With the glove and tab and tips without catches the best loose may be obtained with the fingers extended as far as is compatible with the retention of the string; and, by applying the fingers almost diagonally to the string, a very firm grip is secured combined with much facility of liberation (fig. 46, p. 128). With the help of catches on the tips the string can be taught to rest at any intermediate point on the last joint or third phalanx of either of the fingers—it will be found more convenient here to use the word phalanx for each part of the finger, each finger having three phalanges, first, second, and third—and the most entirely different hold on the string to the one previously described is that where the fingers are almost completely curled up (fig. 45); with an active or lively loose the string may be very sharply quitted with this hold, but it is more liable to strain the fingers, unless the bow be weak, and the high-set catch, though more popular twenty years ago, is now very little used. With a strong common glove and all four fingers on the string, this extreme position has been known to contribute to first-rate scores at all the distances, and it is probably the necessary position when four fingers are used.
Fig. 45.
The intermediate position between these two extremes will probably be found the best, and this may be thus described.
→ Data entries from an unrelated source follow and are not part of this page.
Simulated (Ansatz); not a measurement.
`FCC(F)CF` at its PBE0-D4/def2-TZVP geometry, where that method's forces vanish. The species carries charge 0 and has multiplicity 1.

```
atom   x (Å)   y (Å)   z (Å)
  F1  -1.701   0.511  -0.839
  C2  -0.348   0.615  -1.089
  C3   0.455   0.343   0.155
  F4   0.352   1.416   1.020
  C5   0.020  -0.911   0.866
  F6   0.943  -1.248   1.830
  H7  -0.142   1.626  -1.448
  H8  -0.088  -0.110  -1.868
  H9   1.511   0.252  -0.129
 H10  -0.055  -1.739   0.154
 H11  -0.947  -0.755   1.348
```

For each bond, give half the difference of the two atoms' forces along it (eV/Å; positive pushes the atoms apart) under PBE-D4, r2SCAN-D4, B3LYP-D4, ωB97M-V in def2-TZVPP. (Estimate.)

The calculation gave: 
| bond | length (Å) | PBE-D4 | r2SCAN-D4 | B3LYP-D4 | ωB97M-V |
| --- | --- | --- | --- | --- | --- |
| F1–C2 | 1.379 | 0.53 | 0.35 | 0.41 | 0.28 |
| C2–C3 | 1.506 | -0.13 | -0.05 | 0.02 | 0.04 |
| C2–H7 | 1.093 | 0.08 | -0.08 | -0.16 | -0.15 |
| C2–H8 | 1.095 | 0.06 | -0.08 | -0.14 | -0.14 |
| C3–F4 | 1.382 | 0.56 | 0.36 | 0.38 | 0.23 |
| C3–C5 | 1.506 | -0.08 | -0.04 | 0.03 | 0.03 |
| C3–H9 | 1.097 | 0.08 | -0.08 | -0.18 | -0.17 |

The third phalanx of the middle finger should be as nearly as possible at right angles with the line of the drawn-up arrow.
The second phalanx will make an obtuse angle with the third, and the first about the same obtuse angle with the second; and these obtuse angles will vary in individual instances according to the stiffness or suppleness of the finger-joints.
The back of the hand will incline slightly away from the line through the forearm, so that the line from the elbow through the wrist may be quite straight with the same line continued through the wrist to the position of the string on the fingers at A. The positions of the phalanges of the first and third fingers will vary from those of the second finger, as shown in fig. 44.
Fig. 44.
This position of the string across the fingers should be neither too near to nor too far from the tips, as too great a grip necessitates a drag or a jerk to free the fingers, besides exposing more surface to the friction of the string in passing over it; whilst an insufficient hold of the string weakens the shooter's command over it, and renders the giving way of the finger a constant occurrence. It is therefore recommended that the string be placed as nearly as possible midway between the tips and first joints of the fingers.